McCormick failed to mention that as a state representative of Georgia, he receives a $247 per diem to pay for his own lodging, lunches, and incidentals on eligible days, without being required to turn in receipts — a cost funded by taxpayer dollars.

McCormick makes it clear that he wants children to be more productive members of the American economy. However, as plentiful research shows, that begins by feeding them lunch.

According to a 2021 joint report by the Rockefeller Foundation and the Center for Good Food Purchasing, the American government’s $18.7 billion investment in free and reduced lunches gave a nearly $40 billion return, “providing at least $21 billion in net benefit to society even when we measure only their benefits to human health and economic equity.” This $21 billion net gain comes primarily from improved public health — reducing healthcare costs and boosting long-term productivity — and greater economic equity through assisting low-income families by giving them access to nutritious meals, easing financial strain, and fostering economic stability.

Want even more economic gains? As the report states, all you need to do is invest more in better nutrition for our nation’s children. It points out that “We analyze investments to maximize student participation, improve dietary composition, and optimize food purchasing policies, which together would produce an additional $10 billion worth of net-positive health, equity, environmental, and economic impacts.” 

The primary concern with losing free lunch programs is the health and wellbeing of students, not economic productivity. For people like Makailah Dowell, now a lead peer at Equip Health, a company specializing in assisting people with eating disorders, it was a lifeline taken away from her at the age of 12. 

Makailah Dowell

I skipped [lunch]. That’s where the eating disorder perpetuated. Because for me, it was, ‘well, we can’t afford to bring lunch. I don’t want to stress my grandma out.’

— Makailah Dowell

“I was raised by my grandmother. She became an unexpected single parent at the age of 40,” Dowell shares. After a lot of upheaval, Dowell and her grandmother moved from Arizona, where she had been receiving free lunch throughout elementary school, to Idaho, where her grandmother no longer qualified for the subsidy, leaving the pre-teen without lunch. 

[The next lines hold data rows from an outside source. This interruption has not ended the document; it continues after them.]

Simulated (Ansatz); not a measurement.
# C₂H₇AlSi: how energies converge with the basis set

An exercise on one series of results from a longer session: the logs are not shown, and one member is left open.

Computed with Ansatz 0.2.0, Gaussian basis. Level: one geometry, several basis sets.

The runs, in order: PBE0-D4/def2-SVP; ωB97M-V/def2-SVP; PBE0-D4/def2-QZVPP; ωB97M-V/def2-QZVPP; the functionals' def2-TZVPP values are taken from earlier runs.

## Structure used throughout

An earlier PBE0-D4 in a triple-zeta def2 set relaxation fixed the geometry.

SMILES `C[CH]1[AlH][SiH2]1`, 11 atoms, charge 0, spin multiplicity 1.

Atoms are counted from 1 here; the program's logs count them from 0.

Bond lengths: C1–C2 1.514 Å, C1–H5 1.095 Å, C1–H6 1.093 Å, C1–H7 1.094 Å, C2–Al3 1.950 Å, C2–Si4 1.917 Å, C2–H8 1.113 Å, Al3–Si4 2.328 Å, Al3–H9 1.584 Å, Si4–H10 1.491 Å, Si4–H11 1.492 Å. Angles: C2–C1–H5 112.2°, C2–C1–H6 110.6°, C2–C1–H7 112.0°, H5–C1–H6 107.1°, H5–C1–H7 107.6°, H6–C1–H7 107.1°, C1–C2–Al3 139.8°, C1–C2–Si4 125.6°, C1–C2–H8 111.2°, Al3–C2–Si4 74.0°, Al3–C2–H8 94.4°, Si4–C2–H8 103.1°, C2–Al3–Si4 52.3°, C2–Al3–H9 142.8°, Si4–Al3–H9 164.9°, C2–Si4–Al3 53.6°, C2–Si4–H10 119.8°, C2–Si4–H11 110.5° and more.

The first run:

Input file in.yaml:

“There’s an embarrassment, a shame, a stigma to it,” Dowell says. To add insult to injury, she explains, in her middle school, children were separated by tables for those who received free lunch, those who received reduced lunch, and those who didn’t take a supplement at all.

“Now it became the social aspect of ‘oh, you have a box lunch. Oh, you have a cool lunchbox. Oh, you’re the kids whose parents drive you to school every single day. You don’t have to take the school bus,” she says. This, she adds, created the school lunch table social constructs we all know well, which “led all the way to high school. That’s how those social groups were formed.”

McDowell explains that missing out on lunch is part of what kickstarted her eating disorder, a common problem among adolescents experiencing food insecurity, which is why she’s made it her mission to be a peer lead and advocate for children. 

“I skipped [lunch]. That’s where the eating disorder perpetuated. Because for me, it was, ‘well, we can’t afford to bring lunch. I don’t want to stress my grandma out,'” McDowell notes. “I mean, she was already working 60-hour weeks. So, what else was I going to do about it? So I would go and just not eat.” 

That’s the power of something as simple as a sandwich, an apple, and some juice. It provides untold equity that reverberates far into the future — so much so that it’s difficult for experts like Dr. Katie Wilson, the executive director of the Urban School Food Alliance, a nonprofit that advocates for the health and wellness of students across the nation, to understand why it isn’t the national norm. 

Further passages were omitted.